The trouble is that she has so little to work with — except, of course, for the “Poems of 1912-13,” on which she has some interesting things to say. But the poems don’t have very much to tell us about the marriage, and the marriage has even less to tell us about the poems. Like most married couples of the Victorian era, Hardy and Emma did not talk or write about their marital relationship, even to intimates, and poor Miss Tomalin is reduced to picking up what she can from a stray remark or, often, what was not found in place where it might have been expected to be. Sometimes the strain begins to tell on her. Of Emma’s diary of their honeymoon trip to Paris, for instance, she writes: “Emma was a naive diarist, responsive to what she saw and fluent in a scatter-brained way. She makes you smile, sympathetically; and she shows her enjoyment of travel, but from our point of view she fails to seize her great opportunity — she might have been honeymooning with anyone, Hardy’s presence being barely mentioned.”

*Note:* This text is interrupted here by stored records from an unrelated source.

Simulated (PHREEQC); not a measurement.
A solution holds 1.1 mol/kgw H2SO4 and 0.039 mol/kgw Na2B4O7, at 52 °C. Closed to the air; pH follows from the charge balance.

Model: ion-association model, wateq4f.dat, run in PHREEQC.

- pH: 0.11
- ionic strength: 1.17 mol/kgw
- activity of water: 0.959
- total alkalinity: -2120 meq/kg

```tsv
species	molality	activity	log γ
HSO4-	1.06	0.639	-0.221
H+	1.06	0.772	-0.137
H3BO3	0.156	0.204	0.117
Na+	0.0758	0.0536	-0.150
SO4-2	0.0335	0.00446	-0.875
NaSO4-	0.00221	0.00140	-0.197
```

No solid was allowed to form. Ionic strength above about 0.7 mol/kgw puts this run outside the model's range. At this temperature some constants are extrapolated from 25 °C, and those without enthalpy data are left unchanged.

How inconsiderate of her not to have thought in the course of observing the manners and the appearance French people in the 1870s of the difficulties her reticence about her marriage would cause her husband’s biographer in the next century but one! Just look at what it makes her do when she comes to the point of having to describe the wedding:
If there was a celebratory lunch, if Emma looked beautiful with the soft, sunny light on her wedding dress, if she even wore a special dress, these things went unrecorded. Their happiness at being together at last after four and a half years of being in love and apart must be assumed. . .Whether both of them, having defied their parents, had regretful thoughts for them on the day, and whether lovemaking, at last licensed, was awkward for them, as for most newly married innocents, we shall never know, but there were many possible reasons for them to feel unsure of themselves. Yet they were doing what they had both dreamt of for four years and what he had worked for with unremitting dedication. Some sense of triumph and relief must have been in the air during their simple ceremony.”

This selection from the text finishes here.